Mary has moved to Michigan with her husband, closer to her three college kids. She misses the mountains of Montana, but loves seeing family more often. She writes contemporary Christian fiction with a focus on the homeless population and loves to pen missionary and Bible adventure stories on her ministry blog, God Loves Kids.


Visit Mary at her website and her ministry blog to families: God Loves Kids. Or chat on Facebook or Twitter

10 comments:

Sherrinda Ketchersid said...

Wow, Mary! That was such a great breakdown of those two characters. So thought out.

While I understand Scarlett staying true to her character, I always wanted her to grow more. I wanted the fairy tale ending. I wanted her personality to soften. Do you think that could/should happen in a story?

Mary Vee said...

Well her character does kind of break the mold, Sherrinda. And yet for some strange reason we like her. She was mean to everyone, but she was a fighter.

What I think most people feel is that the story didn't end. Because we don't know if she ever went after Rhett again and captured his heart. This would require the softening you mentioned. The question is beyond the readers ability to solve.

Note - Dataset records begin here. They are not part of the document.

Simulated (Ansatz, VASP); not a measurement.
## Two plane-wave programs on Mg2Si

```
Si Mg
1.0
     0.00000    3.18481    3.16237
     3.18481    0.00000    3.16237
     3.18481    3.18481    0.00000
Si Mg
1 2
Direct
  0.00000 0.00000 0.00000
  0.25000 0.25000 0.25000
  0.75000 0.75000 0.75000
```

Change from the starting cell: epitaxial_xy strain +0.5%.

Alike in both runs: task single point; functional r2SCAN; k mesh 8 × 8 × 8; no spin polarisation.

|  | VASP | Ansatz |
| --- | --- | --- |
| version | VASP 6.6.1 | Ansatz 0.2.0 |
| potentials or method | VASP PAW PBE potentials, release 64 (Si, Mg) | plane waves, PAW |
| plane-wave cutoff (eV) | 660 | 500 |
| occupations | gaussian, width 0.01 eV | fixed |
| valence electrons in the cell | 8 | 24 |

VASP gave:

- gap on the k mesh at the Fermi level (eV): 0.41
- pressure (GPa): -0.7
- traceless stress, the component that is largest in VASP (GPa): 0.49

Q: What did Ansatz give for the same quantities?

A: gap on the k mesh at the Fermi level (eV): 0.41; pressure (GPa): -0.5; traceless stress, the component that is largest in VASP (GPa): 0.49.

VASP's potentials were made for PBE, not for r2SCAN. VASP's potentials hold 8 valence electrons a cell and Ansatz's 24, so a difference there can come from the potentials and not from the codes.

I don't think this unsolvable ending could be done successful too often. I think about the movie, Cast Away. The writers were stuck. The girl of his dreams, the one who helped him survive married someone else. But the writers resolve the issue with him returning the one unopened package to a really nice gal. Ahh, hope. We feel good about the ending.

Heather Marsten said...

Wow, wonderful analysis of these two characters. I agree, character is not only overt actions but the attitudes of the heart. I wonder what the sequel of Gone with the Wind would have entailed.

Your question about what emotional words best describe the MC in my story startled me. I'm writing a memoir so I'm the MC. The words that would describe me at the beginning of my story are far different from where I am at the end. Made me realize that with novels, the characters also need to have the opportunity to change their focus.

For me at the beginning I would be shy, timid, afraid, abused, hurt, suicidal. But at the end, instead of being a victim I became a victor, embracing life, and loving God so there is joy, peace, security, happiness.

What a wonderful post!

Jeanne T said...

I never thought about this before, Mary. What a great analysis of these two memorable women! I'm coming back to this one to look it over again.

Let's see, an emotional word for my heroine--passionate, compassionate, pragmatic (in some situations).

Well done, my friend!

Susan Anne Mason said...

What a thought-provoking post! Never would have thought to compare those two characters!

It's funny when you read about Scarlett on paper, she seems a character no one would like, yet I did like her. Maybe we saw through to her real heart underneath.

Thanks, Mary!

Cheers,
sue

Mary Vee said...

Heather,
I always enjoy hearing about your memoir. What an adventure to write one!

To be startled with the question hopefully helped you take another step in your writing. I think your descriptors for then and now are wonderful.

Happy writing!

Mary Vee said...

Jeanne,
So hoping you are having fun at the MBT retreat and learning lots!!

Are these the descriptors for your latest character, the one you are devising and planning at the retreat?

Good describers. Thanks for stopping by:)

Mary Vee said...

Susan,
I agree.

I think the draw factor is Scarlett's persistence. Never willing to give up. She fought to get Ashley until the day he finally convinced her he truly loved Melanie. She ran a business, she found food at a time when there wasn't hardly any. I think these fighting components out weigh her negative and make us like her.

Ruth Douthitt said...

Terrific character analysis. I always get so much insight from this blog! My MC is the only child of a King. The fate of the kingdom rests on his shoulders. No pressure, right? Yet Peter is dutiful, grateful, and willing. He will be tempted to give up and give in, so hopefully, in the end, he will endure.

I find it fun to create these characters who are Christ-like because it only reveals how perfect and precious Jesus is in comparison. He was tempted, yet did not sin.

Mary Vee said...

Ruth,
Peter sounds like a fun character.
Sounds like you have a lot of fun with your characters:) Thanks for stopping by today!